Lost in Linearization: Why Some DPFL Methods Just Can’t Keep Up

Table of Links

Abstract and 1. Introduction

2. Evaluated Methods

3. Review of Existing Experiments

4. Generalizability and Applicability Evaluations and 4.1. Predictor and Response Generalizability

4.2. Applicability to Cases with Multicollinearity and 4.3. Zero Predictor Applicability

4.4. Constant Predictor Applicability and 4.5. Normalization Applicability

5. Numerical Evaluations and 5.1. Experiment Settings

5.2. Evaluation Overview

5.3. Failure Evaluation

5.4. Accuracy Evaluation

5.5. Efficiency Evaluation

6. Open Questions

7. Conclusion

Appendix A and References

5.2. Evaluation Overview

We assess the methods using the previously described 16 test cases — for each test case, the methods are ranked according to the active branch flow accuracy and separately according to the nodal voltage accuracy, resulting in 32 linearization rankings[4]. To save space, we present here only four of these 32 rankings as representative examples. These rankings, illustrated in Figs. 2 to 5, cover various grid types, fluctuation levels, and data conditions, and will be discussed in subsequent sections. The other 28 evaulations are included in the supplementary material [55]. Additionally, to concisely represent the comprehensive accuracy ranking information, we summarize all the accuracy results into Figs. 6 and 7, respectively. The following accuracy analyses are largely drawn from these two figures. Lastly, Figure 8 presents the computational efficiency for all evaluated methods.

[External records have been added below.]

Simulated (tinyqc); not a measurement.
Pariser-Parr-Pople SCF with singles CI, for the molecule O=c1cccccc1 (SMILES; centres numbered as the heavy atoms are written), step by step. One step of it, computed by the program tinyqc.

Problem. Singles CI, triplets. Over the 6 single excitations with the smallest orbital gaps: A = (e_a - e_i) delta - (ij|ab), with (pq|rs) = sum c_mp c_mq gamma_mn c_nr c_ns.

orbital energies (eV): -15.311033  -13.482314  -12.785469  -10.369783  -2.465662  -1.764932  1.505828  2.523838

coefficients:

Remark: The evaluation outcomes of various methods are influenced by method configurations (e.g., hyperparameters) and/or the settings of test cases (e.g., whether the dataset contains constant predictors such as the voltages of PV nodes). Given this, we intend not to argue that one method is universally superior/worse in accuracy or computational efficiency than others. Rather, our analysis below focuses on identifying and analyzing notable and consistent outcomes from numerous tests across various methods, in terms of their accuracy, inaccuracy, under-performance, failure, excessive computation times, etc. In the meantime, we dive into the underlying reasons to provide a theoretical explanation for these notable and consistent phenomena, instead of merely showing simulation outcomes. This strategy, complemented by the use of cross-validation for tuning parameters, may help to reduce the impact of method configurations and/or test case settings on the evaluation results. Nevertheless, it is important to acknowledge that such an impact can never be fully eliminated.

5.3. Failure Evaluation

The figures below illustrate that certain evaluated methods encounter failures, which can be categorized into three distinct types:

• INA Type: Certain methods cannot calculate specific responses due to limitations in response selection generalizability, leading to inapplicability (INA) failures. For example, the PTDF method cannot determine unknown voltages, leading to its failure when voltages serve as the evaluation benchmark.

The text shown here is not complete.